Henry Robinson (c. 1604 – c. 1664) was an English merchant and writer. He is best known for a work on religious toleration, Liberty of Conscience from 1644.

He was educated at St John's College, Oxford, and was a freeman of the Mercers' Company. He had travelled in continental Europe as a young man; and he was much influenced by the Dutch example of tolerance and prosperity.

A supporter of the Independent line in religion, against the orthodox Presbyterians, he was involved in controversy with William Prynne.

In politics he with Henry Parker lent support in 1649 to Parliament in the debate over 'engagement', an oath to be required affirming the legitimacy of the Parliamentary regime. In the same year he was appointed to government administrative positions, dealing with accounts and sale of crown lands, and in 1650 with farm rents and acting as secretary to the excise commissioners.

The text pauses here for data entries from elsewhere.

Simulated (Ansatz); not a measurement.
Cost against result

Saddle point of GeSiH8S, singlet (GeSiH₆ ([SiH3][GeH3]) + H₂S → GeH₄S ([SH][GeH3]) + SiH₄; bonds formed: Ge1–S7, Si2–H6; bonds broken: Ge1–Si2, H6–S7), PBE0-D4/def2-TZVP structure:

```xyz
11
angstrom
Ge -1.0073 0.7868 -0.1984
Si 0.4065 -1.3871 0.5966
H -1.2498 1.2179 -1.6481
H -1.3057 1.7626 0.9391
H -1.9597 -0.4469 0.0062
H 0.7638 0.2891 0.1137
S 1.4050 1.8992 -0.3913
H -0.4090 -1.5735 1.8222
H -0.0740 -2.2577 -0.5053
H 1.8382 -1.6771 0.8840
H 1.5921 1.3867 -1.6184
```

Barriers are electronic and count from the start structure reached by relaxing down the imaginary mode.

In 1650 he set up as a business, though short-lived, an Office of Addresses and Encounters. It was in Threadneedle Street in London, and charged 6d. for answers to certain types of queries, concerning real estate and employment amongst other matters. There was a free service for the poor. The creation of such an Office had been pushed for three years by Samuel Hartlib, who had lobbied for public funds for it. Robinson was an associate of Hartlib, and provided a limited implementation of a grand reformist scheme, which drew also on the French model of Théophraste Renaudot that had operated by then for 20 years. Through the simple provision of a central Register of Addresses, Robinson argued, employers could find employees.

He advocated the "free trading of truth", and wrote that "no man can have a natural monopoly of truth". He was one of a group of authors slightly ahead of John Milton in the arguments of Areopagitica against censorship. It has been said that there was essentially nothing in Milton's work that had not been anticipated by Robinson, William Walwyn, Roger Williams.